The White House is ushering a new normal when it comes the federal government’s data.
The administration’s new policy and executive order released Thursday are the forcing functions to make data accessible and open that has been missing over the last decade.
“I think it is a sea shift to some degree,” said Steve VanRoekel, the federal chief information officer in an interview with Federal News Radio. “I very much embraced the power of open data in the work I’ve done inside government and even in the private sector before coming to government, and it’s not the norm inside to take these approaches. We are still very heavily paper based and valuable data that should be made public are still locked up in these very proprietary systems. And in order to really create a sea change, we need a policy like this. We need the voice of the president issuing this Executive Order telling agencies this sets a new default and this is a change in the way we behave and the way we do things.”

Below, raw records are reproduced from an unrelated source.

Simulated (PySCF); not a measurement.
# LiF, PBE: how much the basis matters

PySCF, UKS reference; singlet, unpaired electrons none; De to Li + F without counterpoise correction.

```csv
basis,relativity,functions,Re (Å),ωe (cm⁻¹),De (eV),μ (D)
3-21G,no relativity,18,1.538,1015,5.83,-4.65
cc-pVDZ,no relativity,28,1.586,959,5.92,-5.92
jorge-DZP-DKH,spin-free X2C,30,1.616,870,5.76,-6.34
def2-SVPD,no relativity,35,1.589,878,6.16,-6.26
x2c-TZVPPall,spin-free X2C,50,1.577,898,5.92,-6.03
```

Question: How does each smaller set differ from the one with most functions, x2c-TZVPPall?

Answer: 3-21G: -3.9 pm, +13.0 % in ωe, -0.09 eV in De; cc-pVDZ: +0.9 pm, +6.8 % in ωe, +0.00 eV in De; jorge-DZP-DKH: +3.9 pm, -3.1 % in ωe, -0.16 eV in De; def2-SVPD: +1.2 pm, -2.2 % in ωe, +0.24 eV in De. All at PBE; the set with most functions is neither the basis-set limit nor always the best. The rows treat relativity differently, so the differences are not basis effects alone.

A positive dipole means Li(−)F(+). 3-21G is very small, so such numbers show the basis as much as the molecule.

He said it also opens the door a bit wider for the Office of Management and Budget to ensure agencies are addressing open and accessible data as they create new or modernize existing systems.
Running hot and cold
The Obama administration over the last four years has been hot and cold when it comes to openness and transparency. President Barack Obama signed the open government directive during his first day in office in 2009. Over the next year, the administration launchedData.gov and the Open Government Partnership internationally. But progress stalled out during the middle of the administration as open government dashboards, blogs and agency plans stagnated for a time.
Even with this open data policy, OMB initially planned to release it in November, according to the Digital Government Strategy, but took six months longer than expected.
VanRoekel said agencies have been moving in the open data direction over the last decade, but not in a way that was as coordinated as it could be.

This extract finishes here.